AerialGo: Walking-through City View Generation from Aerial Perspectives
This provides a privacy-conscious, scalable solution for urban planning, navigation, and AR/VR applications, though it is incremental as it builds on existing multi-view diffusion models.
The paper tackles the problem of generating realistic walking-through city views from aerial images to avoid privacy concerns and labor-intensive ground-level data collection, achieving significant enhancements in ground-level realism and structural coherence.

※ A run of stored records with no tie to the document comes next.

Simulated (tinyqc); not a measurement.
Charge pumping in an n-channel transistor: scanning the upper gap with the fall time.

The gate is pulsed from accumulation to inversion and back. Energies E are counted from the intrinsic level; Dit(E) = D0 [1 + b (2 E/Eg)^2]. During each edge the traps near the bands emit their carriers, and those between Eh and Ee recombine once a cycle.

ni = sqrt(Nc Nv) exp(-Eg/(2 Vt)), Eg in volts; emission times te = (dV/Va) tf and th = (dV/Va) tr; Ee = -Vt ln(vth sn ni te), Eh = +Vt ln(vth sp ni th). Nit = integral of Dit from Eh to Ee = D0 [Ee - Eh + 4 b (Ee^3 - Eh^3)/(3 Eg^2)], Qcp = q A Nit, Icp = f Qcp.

High-quality 3D urban reconstruction is essential for applications in urban planning, navigation, and AR/VR. However, capturing detailed ground-level data across cities is both labor-intensive and raises significant privacy concerns related to sensitive information, such as vehicle plates, faces, and other personal identifiers. To address these challenges, we propose AerialGo, a novel framework that generates realistic walking-through city views from aerial images, leveraging multi-view diffusion models to achieve scalable, photorealistic urban reconstructions without direct ground-level data collection. By conditioning ground-view synthesis on accessible aerial data, AerialGo bypasses the privacy risks inherent in ground-level imagery. To support the model training, we introduce AerialGo dataset, a large-scale dataset containing diverse aerial and ground-view images, paired with camera and depth information, designed to support generative urban reconstruction. Experiments show that AerialGo significantly enhances ground-level realism and structural coherence, providing a privacy-conscious, scalable solution for city-scale 3D modeling.